Topdog/Underdog by Suzan-Lori Parks, which is currently running at Canadian Stage’s Berkeley Street Theatre has garnered impressive accolades since its 2001 New York debut. It’s won a Pulitzer and been named, in 2018, as “the greatest American play of the last 25 years” by the New York Times. It’s well written, dramatically well crafted and often very funny but, to be perfectly honest, I wasn’t deeply engaged by it.

The problem I think lies in a combination of two things. Firstly it belongs to the genre of “dysfunctional people shouting at each other” plays. Obviously that’s a genre with deep roots in the United States; Tennessee Willians, Eugene O’Neill et al, It’s just not my thing. Second, it’s a about people who never had a chance in life. You know it’s going to end badly whatever happens along the way. It’s not even as if they are where they are through some unfortunate incident. They are doomed at birth; before really. So all the the classical elements of tragedy, except the final denouement are missing which, for me, makes it a bit of a hollow experience.

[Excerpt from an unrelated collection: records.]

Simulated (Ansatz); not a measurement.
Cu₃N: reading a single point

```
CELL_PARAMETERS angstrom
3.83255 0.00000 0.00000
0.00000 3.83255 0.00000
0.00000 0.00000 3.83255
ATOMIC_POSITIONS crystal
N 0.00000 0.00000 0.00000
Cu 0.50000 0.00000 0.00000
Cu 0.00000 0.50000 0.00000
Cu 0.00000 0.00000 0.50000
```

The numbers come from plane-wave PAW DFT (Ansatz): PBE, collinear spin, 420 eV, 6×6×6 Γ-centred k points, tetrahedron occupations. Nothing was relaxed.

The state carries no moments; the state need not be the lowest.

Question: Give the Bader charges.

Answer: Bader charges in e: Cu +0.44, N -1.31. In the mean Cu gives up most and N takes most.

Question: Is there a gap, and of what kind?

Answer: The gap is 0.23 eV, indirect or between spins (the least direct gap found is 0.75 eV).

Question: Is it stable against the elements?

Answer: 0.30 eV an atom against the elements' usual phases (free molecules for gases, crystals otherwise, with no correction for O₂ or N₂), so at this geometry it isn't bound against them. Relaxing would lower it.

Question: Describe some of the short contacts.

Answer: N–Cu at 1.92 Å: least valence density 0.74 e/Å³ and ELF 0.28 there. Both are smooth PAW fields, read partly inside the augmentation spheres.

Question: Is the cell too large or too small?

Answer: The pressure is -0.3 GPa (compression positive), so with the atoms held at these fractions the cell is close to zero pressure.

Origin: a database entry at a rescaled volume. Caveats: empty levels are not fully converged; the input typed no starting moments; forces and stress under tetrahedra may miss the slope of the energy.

So what’s it about? Two African-American brothers; Lincoln and Booth, live in Booth’s single room. They were abandoned by their parents as teenagers and eke out a living of sorts on the margins. Booth lives by shoplifting; mostly of luxuries to impress his real or imagined girlfriends. Lincoln, having left the three card trick business after one of his henchmen was shot and killed, works as a white face imitation Lincoln in an amusement arcade where people pay to reenact his assassination. Both of them also have serious woman problems which they discuss in graphic terms. Lincoln loses his job, being replaced by a wax dummy, and Booth is failing spectacularly with Grace, the object of his infatuation, who he eventually shoots. Lincoln returns briefly to the hustle and makes a packet. Booth, who throughout has been trying to get Lincoln to go back to the hustle and take him on as part of the gang, gets angry. It’s one of many incidents in which Booth tries to dominate his older brother who is far too chill to rise to the bait. They play monte for real and Lincoln wins Booth’s “inheritance” and taunts him about how hopeless he is with the cards. In a predictable case of nominal determinism Booth shoots Lincoln, rants at him then falls weeping over the corpse.

Sébastian Heins (Lincoln) and Mazin Elsadig (Booth) give terrific performances and are often very funny and on occasion touching. The designs and direction are well thought out. The set is a tiny room with a bed and a recliner and not much else and, apart from some coming and going, everything takes place in that confined space adding a degree of claustrophobia. Tawiah McCarthy, the director, extracts lots of energy and creates real tension between the characters. The lighting is atmospheric. All aspects of stagecraft are very well done. In many ways it’s admirable.

That said, for me, it remains two hours of sometimes striking (Lincoln’s first entrance in full Lincoln gear), sometimes funny (Lincoln practicing dying more dramatically or Booth desperately trying to hide his porn stash when he thinks Grace is coming over) but in the end the tale of two doomed people going to their doom is just too inevitable.

Topdog/Underdog continues at the Berkeley Street Theatre until October 15th.